Anonymous wrote:
Wow, that's overboard. I offer choices, but I only offer 2, and I don't care which the child chooses. I don't offer choices about things like route home (always the same), but I ask would ask whether he wants to step over cracks of hop, walk, hop, walk. By offering a child limited (age-appropriate) choices, you build the child's self-confidence and independence.
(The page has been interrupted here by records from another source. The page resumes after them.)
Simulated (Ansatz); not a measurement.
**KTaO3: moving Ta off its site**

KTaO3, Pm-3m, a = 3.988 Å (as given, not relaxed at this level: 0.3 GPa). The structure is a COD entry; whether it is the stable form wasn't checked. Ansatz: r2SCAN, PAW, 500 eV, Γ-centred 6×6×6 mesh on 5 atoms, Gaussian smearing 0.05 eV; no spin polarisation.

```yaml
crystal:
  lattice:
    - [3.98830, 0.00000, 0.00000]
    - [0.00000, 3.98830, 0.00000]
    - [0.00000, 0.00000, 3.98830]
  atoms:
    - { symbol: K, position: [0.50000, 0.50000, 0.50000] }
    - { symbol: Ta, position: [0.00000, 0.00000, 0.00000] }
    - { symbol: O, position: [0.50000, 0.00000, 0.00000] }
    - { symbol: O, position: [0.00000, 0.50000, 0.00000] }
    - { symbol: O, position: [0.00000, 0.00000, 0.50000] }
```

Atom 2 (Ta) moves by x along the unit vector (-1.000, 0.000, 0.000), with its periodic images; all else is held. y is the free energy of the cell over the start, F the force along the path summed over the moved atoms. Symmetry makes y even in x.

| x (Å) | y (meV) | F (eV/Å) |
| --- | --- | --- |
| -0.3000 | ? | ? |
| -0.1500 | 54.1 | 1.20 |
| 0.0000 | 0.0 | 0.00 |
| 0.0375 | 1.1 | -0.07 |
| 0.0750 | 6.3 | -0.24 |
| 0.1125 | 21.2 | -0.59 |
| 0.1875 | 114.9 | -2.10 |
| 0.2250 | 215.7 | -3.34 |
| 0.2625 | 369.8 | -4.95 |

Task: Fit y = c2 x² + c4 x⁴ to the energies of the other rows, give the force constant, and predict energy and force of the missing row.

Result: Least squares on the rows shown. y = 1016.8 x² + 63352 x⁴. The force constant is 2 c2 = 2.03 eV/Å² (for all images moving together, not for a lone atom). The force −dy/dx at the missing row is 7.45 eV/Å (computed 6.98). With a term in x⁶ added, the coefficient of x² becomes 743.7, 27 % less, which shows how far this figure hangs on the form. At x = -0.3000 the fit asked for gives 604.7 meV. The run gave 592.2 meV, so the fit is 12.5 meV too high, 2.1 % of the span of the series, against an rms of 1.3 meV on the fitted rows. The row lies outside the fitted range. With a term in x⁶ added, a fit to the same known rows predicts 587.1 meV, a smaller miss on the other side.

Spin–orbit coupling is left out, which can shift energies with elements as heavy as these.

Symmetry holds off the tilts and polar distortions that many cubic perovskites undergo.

I don't offer him unlimitted options for everything. Only to which what he wants to play with and snacks. And if he's undecided or makes a poor choice I offer 2 options for him to choose from but I will be changing that as I mentioned earlier. I thought it was fine to do that because that's what he does with his parents and I figure it worked because they never mentioned any problems when they hired me. As for the route, I don't let him choose any random route. At first we would always use the same one, the one his parents showed me that they do, however at one point when he started misbehaving I felt like I was telling him what to do all the time due to having to correct him and started offering an alternative route which happens to be faster and that I prefer. Also offered that so I could let him know that he would only get to choose which route to take (between the 2 options only) if he were nice from the start. I have started this only recently in an attempt to encourage him to be nicer and give him choices. Before we would always take the same route. For some reason I thought that free choice during play was important or at the very least not a big deal. The snack thing was not my idea, I was just following directions but will ask what he wants out of 2 options from now on and see if it helps. I'm sure he will be angry at first but I'll try it for 2 weeks at least.
Anonymous wrote:
OP, do the parents want him to have unlimited choices for snacks? Is there any reason that you can't prepare two healthy snacks (carrot sticks and cheese stick or apple slices and almonds) and take them with you to meet him, so that he can choose from those two there, eat, then you can walk home?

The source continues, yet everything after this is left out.